My wife and I saved and saved and kept trying year after year to live in this coveted little corner of San Antonio. When we closed on our house we were beside ourselves. I can’t imagine living anywhere else and I get a little giddy pulling into the neighborhood every day after work.

Stephanie Marquez / Rivard Report

Access to the San Antonio River off River Road.

When you pull into this neighborhood it’s quite unassuming. You either enter behind a Rub-a-Dub car wash, almost through an alley, or you drive down along Davis Park, which is ultimately just a big field. It’s not until you drive all the streets, including both Magnolias, that you come to realize that you’re somewhere special. When you’re in River Road, you just know you’re home.

We’re 3 minutes from downtown and 7 minutes from the airport, yet it feels like living in a secret garden. The streets are quiet at night, full of trees and wildlife (the skunks could be evicted, but we’re staying positive), and due to the proximity to Brackenridge Park the birds are plentiful.

If you need a night out the St. Mary’s strip is just a couple of minutes away by foot, and if you’re in need of a morning stroll Brackenridge Park can’t be beat. The Pearl is a quick 5 minute bike ride down Avenue B, and downtown just beyond that. I can’t imagine a more serene place to hang my hat.

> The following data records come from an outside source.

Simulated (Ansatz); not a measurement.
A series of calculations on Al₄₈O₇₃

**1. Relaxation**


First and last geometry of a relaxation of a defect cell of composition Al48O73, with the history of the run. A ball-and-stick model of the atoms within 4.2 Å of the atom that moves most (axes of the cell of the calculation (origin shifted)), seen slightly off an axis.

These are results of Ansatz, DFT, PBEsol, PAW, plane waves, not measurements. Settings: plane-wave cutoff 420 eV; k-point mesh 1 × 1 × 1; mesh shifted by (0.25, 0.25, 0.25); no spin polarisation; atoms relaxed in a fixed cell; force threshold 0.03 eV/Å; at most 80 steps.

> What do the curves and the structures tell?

A pedestrian crosses an intersection with no crosswalk along N. St. Mary's St., or St. Mary's Strip.

Bonnie Arbittier / Rivard Report

A pedestrian crosses at North St. Mary’s Street.

When I first approached my neighbor to introduce myself, he introduced himself and his wife only as Briones. His wife, cute as she could be, elbowed him and said “Yolanda and Jorge” with a smile. The next few times I’d seen him, he started opening up a bit. He knows all the neighbors, as he’s been in his house since ‘67. 

One story he tells really stays with me. He said that Woodlawn Avenue, which is our street, was once a busy thoroughfare. It’s hard to imagine now, but it went from Woodlawn Lake all the way to Broadway. If you look at an aerial map you’ll see two major impediments to that claim. One being the golf course and the other being U.S. Highway 281. Jorge has lived here since before U.S. 281 existed and he told me that he once had to dodge golf balls as people played across Woodlawn.

Jorge said he came home one day and there was caution tape on some houses down the street. His story meanders along with nuns, universities, and environmentalists slowing progress but the city ultimately building the highway. It’s hard to imagine this city without U.S. 281, and it’s hard to imagine driving down Woodlawn Avenue dodging golf balls. 

Why I love River Road is the journey it took to get here and the life we’re building. Enjoying every minute inside this little gem. We can’t wait for more backyard gatherings and more tales of the hood.